(Reuters) - The funding gap for U.S. state public employee retirement benefits climbed by $120 billion to $1.38 billion in fiscal 2010, according to a report released on Monday.
The report comes at a time when many voters and politicians already claim that compensation for public employees is bloated.
The Pew Center on the States said that public pension systems in 34 states were funded at less than the 80 percent level that is considered the threshold for a healthy pension. That’s in stark contrast to 2000, when more than half of the states’ pension plans were 100 percent funded.
“The larger (the shortfalls) are, the higher the cost for taxpayers today and for many years to come,” said David Draine, a Pew senior researcher, who compared many states to credit card holders who hadn’t paid their bills in full but kept racking up charges.
Since 2009, the dire lack of funding has led at least 43 states to enact some reforms, many of which may not go far enough. Reforms passed after 2010 were too recent to be reflected in the new study, the Pew Center said.
The 2010 pension data was the most current that Pew said it could gather from all 50 states. For most states, the fiscal 2010 year ended on June 30, 2010.
The study comes as members of AFSCME, the largest public employees union, elect a new president to chart the union’s course during the current rocky times. One candidate, Danny Donohue, said he has never seen such skepticism toward public employees in the 30 years he has been in the American Federation of State, County and Municipal Employees.

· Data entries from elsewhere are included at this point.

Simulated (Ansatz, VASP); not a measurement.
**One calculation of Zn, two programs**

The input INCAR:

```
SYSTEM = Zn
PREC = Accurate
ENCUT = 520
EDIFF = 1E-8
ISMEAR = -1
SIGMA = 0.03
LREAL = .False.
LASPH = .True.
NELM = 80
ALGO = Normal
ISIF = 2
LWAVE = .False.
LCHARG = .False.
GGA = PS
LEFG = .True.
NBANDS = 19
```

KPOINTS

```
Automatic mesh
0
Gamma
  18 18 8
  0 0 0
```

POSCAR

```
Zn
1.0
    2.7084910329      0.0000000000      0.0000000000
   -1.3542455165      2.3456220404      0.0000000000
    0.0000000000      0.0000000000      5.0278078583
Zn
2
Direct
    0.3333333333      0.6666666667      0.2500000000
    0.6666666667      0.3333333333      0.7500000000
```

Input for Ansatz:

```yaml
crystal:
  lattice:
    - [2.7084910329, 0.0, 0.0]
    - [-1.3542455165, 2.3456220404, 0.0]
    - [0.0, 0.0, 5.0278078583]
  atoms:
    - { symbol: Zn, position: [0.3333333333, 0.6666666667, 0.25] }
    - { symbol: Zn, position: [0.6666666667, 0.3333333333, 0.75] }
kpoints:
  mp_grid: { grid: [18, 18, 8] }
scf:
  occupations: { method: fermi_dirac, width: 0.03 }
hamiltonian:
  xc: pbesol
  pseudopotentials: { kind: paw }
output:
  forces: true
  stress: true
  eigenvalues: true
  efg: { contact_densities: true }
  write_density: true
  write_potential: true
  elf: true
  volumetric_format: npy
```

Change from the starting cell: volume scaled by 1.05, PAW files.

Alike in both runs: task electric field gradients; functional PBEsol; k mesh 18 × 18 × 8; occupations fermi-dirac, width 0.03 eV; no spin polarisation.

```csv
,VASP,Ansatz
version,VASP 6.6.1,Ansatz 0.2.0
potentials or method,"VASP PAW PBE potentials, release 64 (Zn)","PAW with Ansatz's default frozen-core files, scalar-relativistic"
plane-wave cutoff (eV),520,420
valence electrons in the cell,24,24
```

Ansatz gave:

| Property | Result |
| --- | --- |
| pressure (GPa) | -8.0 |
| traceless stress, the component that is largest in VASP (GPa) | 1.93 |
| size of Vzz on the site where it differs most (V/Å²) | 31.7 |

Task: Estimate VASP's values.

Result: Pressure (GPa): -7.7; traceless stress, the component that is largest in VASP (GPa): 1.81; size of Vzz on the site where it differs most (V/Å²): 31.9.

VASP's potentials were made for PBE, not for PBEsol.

For years, many states and local governments underfunded pensions and other benefits for retirees, particularly healthcare. During the 2007-09 recession some cut contributions further to deal with shrinking revenue.
New Jersey, for example, failed to consistently make full required payments to its pension plan in previous years, Draine said. Now its annual required contribution to close the gap for its pension fund is at least $2 billion more than neighboring New York, even though New York’s pension plan is larger.
“Back when the market was going like blazes, people didn’t put money into pensions,” said Donohue, who also heads the union’s New York branch. “Just like anything, there was a day of reckoning.”
Pension systems could see further strains. The Baby Boom generation could swell the ranks of retirees drawing benefits, at the same time that public employees, who provide about 10 percent of pension fund revenue, are losing their jobs.
In fiscal year 2010, the gap in public pension funding rose by nearly $100 billion to $757 billion, with the shortfall in retiree healthcare benefits increasing by more than $20 billion to $627 billion, Pew found.
The Pew Center provides the most widely cited estimate of the gap between how much money public pension and retiree healthcare funds have and how much they must pay in future benefits.
Investment earnings provide about $6 out of every $10 in pension funds. In fiscal 2008, at the depth of the recession, those investments lost 25 percent, Pew found.
Recently, investments have rebounded, but those gains may not be enough. According to the U.S. Census, pensions’ cash and security holdings rose to $2.61 trillion in the fourth quarter of 2011, still below their end-of-2010 levels.
Healthcare costs have also soared over the last few years, but 17 states have set aside no funds for these additional benefits. According to Pew, states currently have only 5 percent of what is needed for these non-pension benefits.
Despite strict legal protections that make pension reforms difficult to enact, many states have begun doing just that.
Rhode Island - which has one of the worst-funded pension systems along with Connecticut, Illinois and Kentucky - has enacted the “most far-reaching and comprehensive reforms we’ve seen,” Pew’s Draine said.
Last year, Rhode Island suspended cost-of-living adjustments, raised the retirement age, and moved employees onto a hybrid pension benefit plan, among other changes expected to cut its unfunded liability by $3 billion.
In 2010, Illinois limited retirement benefits for new employees, but pressure is mounting for a bigger solution to a problem that Moody’s Investors Service describes as “staggering.”
Wisconsin Governor Scott Walker and the state’s legislature in 2011 slashed pension benefits and curbed public employee unions’ rights to organize. The moves were so controversial that they triggered a recall vote for Walker, which he survived earlier this month.
Wisconsin’s pension was 100 percent funded in 2010, making it the best funded state pension in the nation.